Purpose: “to re-establish what Marx really taught on the subject of the state.”
Related Sources: The Origin of the Family, Private Property and the State. Engels; The State And Revolution. Lenin.
1. What is the State?
According to Hegel, the state
- is a product of society at a certain stage of development.
- is the admission that this society has become entangled in an insoluble contradiction with itself (that it has split into irreconcilable antagonisms which it is powerless to dispel)
According to Marx, the state
- could neither have arisen nor maintained itself had it been possible to reconcile classes
- is an organ of class rule, an organ for the oppression of one class by another;
- is the creation of “order”, which legalizes and perpetuates this oppression by moderating the conflict between classes
According to Lenin, the state
- is an organ of the rule of a definite class which cannot be reconciled with its antipode (the class opposite to it)

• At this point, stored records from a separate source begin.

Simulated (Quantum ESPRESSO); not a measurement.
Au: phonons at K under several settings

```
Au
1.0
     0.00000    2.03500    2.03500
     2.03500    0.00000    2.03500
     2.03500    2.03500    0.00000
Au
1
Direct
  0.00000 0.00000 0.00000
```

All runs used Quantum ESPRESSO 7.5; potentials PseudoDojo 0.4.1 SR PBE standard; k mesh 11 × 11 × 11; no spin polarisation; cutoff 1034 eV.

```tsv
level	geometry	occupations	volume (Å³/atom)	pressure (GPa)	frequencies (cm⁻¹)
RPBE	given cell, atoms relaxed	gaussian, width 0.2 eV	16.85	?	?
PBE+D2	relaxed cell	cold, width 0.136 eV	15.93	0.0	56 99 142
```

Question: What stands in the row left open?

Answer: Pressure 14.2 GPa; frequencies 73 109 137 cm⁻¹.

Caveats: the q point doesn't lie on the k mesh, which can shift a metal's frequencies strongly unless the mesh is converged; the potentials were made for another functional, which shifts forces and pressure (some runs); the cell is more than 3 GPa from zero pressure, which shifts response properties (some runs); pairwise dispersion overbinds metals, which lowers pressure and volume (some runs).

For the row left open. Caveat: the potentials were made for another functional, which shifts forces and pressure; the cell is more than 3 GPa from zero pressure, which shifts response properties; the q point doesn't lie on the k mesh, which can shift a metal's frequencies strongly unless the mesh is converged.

To petty-bourgeois politicians “order” means
- the reconciliation of classes, and not the oppression of one class by another
- reconciling classes and not depriving the oppressed classes of definite means and methods of struggle to overthrow the oppressors
Belief: The state reconciles class antagonisms.
False. The state moderates class antagonisms using the pretense of “order”.
2. What Are The Features Of The State?
According to Engels
- the state divides its subjects according to territory
- the state establishes a public power which consists not merely of armed men but also of material adjuncts, prisons, and institutions of coercion of all kind
- this public power grows stronger in proportion as class antagonisms within the state become more acute, and as adjacent states become larger and more populous
- maintenance of the special public power requires taxes and state loans
- special laws are enacted proclaiming the sanctity and immunity of the officials of public power
According to Lenin
- a standing army and police are the chief instruments of state power
“our Socialist-Revolutionaries and Mensheviks are not socialists at all (a point that we Bolsheviks have always maintained), but petty-bourgeois democrats using near-socialist phraseology”. Is Lenin referencing the DSA? *wink*
imperialism defined: “the complete domination of the trusts, the omnipotence of the big banks, a grand-scale colonial policy”
The question of the privileged position of the officials as organs of state power is raised here. The main point indicated is: what is it that places them above society? This theoretical question was answered in practice by the Paris Commune in 1871 and it was obscured from a reactionary standpoint by Kautsky in 1912.